Knew that I would make it if I tried…” Recognize the song from Jesus Christ Superstar? I (Julie Ryan) was asked to offer my reflections about the event set aside for spiritual enrichment at Synod Assembly 2000. Who could possibly oppose encouraging one another to deepen commitment, or open up to new ways of thinking and practicing our faith? Yet the language of the day raised some questions for me. In the spirit of the event, I offer them for further conversation.
Our life in God is one of paradox: we are at once sinners and saints, bound yet free, daily dying in the waters of baptism and being raised to new life. Does our language reflect this dimension of mystery? How can we take care not to flatten paradox into false and divisive distinctions? The risk is there as we hear “disciples,” not “members”; “thriving ministries,” not “mere shells”; “gifts” not “credentials”; “ministry teams,” not “committees” (items in quotation marks being direct quotes from Pastor Foss). Each form is a pair where one component is clearly to be preferred over the other.
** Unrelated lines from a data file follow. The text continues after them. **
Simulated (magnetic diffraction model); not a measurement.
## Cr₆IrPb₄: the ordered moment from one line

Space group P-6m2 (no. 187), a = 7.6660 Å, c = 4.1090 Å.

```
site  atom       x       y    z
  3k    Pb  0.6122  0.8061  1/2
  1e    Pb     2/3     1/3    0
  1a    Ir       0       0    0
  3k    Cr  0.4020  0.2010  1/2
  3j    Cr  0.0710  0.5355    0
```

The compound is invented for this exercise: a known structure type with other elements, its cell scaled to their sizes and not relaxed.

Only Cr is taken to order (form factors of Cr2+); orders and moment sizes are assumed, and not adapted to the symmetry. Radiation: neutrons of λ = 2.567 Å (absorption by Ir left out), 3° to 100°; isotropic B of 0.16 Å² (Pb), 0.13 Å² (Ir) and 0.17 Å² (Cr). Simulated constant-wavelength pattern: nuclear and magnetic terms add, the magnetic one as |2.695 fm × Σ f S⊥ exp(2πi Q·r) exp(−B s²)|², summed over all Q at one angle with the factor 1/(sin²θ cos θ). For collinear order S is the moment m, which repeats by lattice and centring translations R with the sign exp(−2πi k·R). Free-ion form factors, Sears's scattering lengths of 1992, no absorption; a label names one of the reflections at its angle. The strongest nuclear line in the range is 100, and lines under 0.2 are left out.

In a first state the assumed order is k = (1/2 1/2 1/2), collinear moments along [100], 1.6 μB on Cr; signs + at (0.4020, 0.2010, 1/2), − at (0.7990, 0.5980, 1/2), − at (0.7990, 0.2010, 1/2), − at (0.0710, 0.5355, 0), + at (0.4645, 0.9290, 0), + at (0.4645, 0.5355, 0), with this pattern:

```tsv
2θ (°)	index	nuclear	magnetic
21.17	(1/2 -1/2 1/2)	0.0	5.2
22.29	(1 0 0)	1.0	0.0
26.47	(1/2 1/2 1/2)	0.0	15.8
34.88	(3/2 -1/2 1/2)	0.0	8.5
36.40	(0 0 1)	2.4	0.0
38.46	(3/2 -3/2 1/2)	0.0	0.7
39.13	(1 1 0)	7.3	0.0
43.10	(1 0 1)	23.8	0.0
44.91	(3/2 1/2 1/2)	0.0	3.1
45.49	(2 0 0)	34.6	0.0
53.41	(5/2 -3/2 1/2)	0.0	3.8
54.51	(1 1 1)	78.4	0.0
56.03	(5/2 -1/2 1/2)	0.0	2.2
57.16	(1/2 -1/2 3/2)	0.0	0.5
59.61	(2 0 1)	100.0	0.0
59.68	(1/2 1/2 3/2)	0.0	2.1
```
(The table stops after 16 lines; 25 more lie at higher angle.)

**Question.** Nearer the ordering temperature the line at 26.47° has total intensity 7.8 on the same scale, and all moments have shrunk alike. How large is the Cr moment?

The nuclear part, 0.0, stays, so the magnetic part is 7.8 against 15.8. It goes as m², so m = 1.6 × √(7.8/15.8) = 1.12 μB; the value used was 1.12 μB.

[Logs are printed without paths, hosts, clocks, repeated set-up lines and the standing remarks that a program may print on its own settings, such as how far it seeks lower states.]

We will want to exercise care when assigning people to categories. How do we guard against favoring those with one particular set of religious qualities or experiences? “No one should be called [to a position of leadership] who isn’t first a disciple” makes me wonder: who is a disciple; when is discipleship attained; and who decides? We all can go through our directories and identify a continuum from the extraordinarily active to the utterly inactive. For good administrative reasons we tally the baptized and keep track of the numbers of “confirmed / communing / contributing” members. But can we honestly imagine going through our congregational directory and categorizing some people as “disciples” and others as only “members”? Do we want through our terminology to drive a wedge between following Jesus as a disciple and belonging to the church which is his body on earth? Of course we want to encourage people to grow in faith and to participate in the life of their faith communities. But theologically, do we want to make anything other than baptism decisive for belonging to Christ? How can we be conscientious about not confusing administrative categories with sacred realities – or letting certain people’s conspicuous good works or subjective experience obscure the primacy of the grace of God?
Sometimes it seems permissible to dismiss groups of people with terms that we’d never dream of applying to individuals. Take “thriving ministries” vs. “mere shells.” (Even if someone were demented or brain dead, would you really call them that?) We know how different it feels to be in a community that’s flourishing rather than one that’s dispirited. It can be a lot more fun to be around young, active people than to spend time with lonely, vulnerable, or resistant ones at the margins. How do we honor the actual people to whom we are sent? What is the relationship between outward success and ministry? (We are the refuse of the world….dying; yet, behold, we live…) Is the individual or congregation undergoing the cross of failure in the world’s eyes irrelevant or worth less… worthless? How does our Lutheran theology of the cross inform our approach to different seasons in the lives of congregations and individuals? How do we recognize value and dignity in the process of dying? How do we discern God’s presence and power in weakness and hiddenness? What about the potential that God sees (unless a grain of wheat falls to the earth…) and we cannot? Consider the 99 year-old shut-in who writes a check sufficient to replace the church’s broken boiler, or the elderly whose ministry of prayer sustains dozens beyond themselves. How do we speak of the ways God works with impossibility – and raises the dead? What of the Holy Spirit, who calls, gathers, enlightens, and sanctifies the church?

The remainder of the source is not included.